London Ed says that reincarnation is logically possible. I agree. For my use of the first-person singular pronoun does not refer to my (animated) body alone. Surely I am not identical to my body. If I were, then reincarnation would be logically impossible. As Ed says, there is nothing in the sense or reference of 'I' that entails such an identity. But then Ed says this:
That's not to countenance disembodied egos or anything like that. The possibility of reincarnation does not require there to be a disembodied referent for 'I'. But if there are no disembodied egos, and if reincarnation takes place some time after the death of the previous body, there has to be a time when the 'I' does not exist.
There is a problem here. Suppose I existed 100 years ago with body B1, but I now exist with a numerically different body B2. After B1 ceased to exist, I ceased to exist, but then I began to exist again when B2 came into existence. It would follow that I had two beginnings of existence. But it is not plausible to suppose that any one thing could have two beginnings of existence. John Locke famously maintained (emphasis added):
When therefore we demand whether anything be the same or no, it refers always to something that existed such a time in such a place, which it was certain, at that instant, was the same with itself, and no other. From whence it follows, that one thing cannot have two beginnings of existence, nor two things one beginning; it being impossible for two things of the same kind to be or exist in the same instant, in the very same place; or one and the same thing in different places.
The problem can be cast in the mold of an aporetic triad:
1. It is logically possible that one and the same self (ego, I) have two consecutive but non-overlapping numerically distinct bodies.

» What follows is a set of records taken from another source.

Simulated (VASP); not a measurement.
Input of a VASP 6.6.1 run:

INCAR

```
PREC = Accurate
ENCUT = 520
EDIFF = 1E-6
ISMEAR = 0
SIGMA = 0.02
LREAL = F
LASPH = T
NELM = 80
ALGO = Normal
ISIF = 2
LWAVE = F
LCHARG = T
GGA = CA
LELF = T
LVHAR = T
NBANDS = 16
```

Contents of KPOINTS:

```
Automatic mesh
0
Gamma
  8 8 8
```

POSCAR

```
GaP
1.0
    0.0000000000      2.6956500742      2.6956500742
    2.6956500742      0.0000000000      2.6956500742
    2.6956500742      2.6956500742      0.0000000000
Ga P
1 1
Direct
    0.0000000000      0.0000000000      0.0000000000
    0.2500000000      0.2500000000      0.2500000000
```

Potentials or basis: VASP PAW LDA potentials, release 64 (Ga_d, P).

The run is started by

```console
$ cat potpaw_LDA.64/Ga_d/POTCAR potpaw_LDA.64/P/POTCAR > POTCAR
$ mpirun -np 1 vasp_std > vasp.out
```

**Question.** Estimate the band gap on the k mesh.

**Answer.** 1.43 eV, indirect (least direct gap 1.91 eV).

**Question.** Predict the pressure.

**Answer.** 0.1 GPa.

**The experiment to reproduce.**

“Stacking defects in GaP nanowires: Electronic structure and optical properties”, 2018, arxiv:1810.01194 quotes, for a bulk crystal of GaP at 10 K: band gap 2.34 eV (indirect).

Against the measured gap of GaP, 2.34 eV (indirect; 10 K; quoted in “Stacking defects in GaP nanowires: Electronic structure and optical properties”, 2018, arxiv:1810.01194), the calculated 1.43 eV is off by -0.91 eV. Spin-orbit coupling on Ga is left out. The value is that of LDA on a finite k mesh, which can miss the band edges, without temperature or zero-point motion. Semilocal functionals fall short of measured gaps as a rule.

2. There are no unembodied or disembodied referents of uses of the first-person singular pronoun.
3. It is not logically possible that one and the same thing have two beginnings of existence.
Each of the limbs of the triad is plausible and yet they cannot all be true. Any two, taken together, entails the negation of the remaining one. Thus (2) and (3), taken in conjunction, entails the negation of (1).
If Ed wants to hold both (1) and (2), then he must reject (3). I would hold (1) and (3) and reject (2).
But is there any good reason to prefer my solution over Ed's?
(1) makes a very weak claim, merely one of logical possibility. So I don't see that it can be reasonably denied. Admittedly, this needs further arguing.
Both 'I' and 'ego' are pronouns. Both both Ed and I are using them as nouns. Is there are problem with that?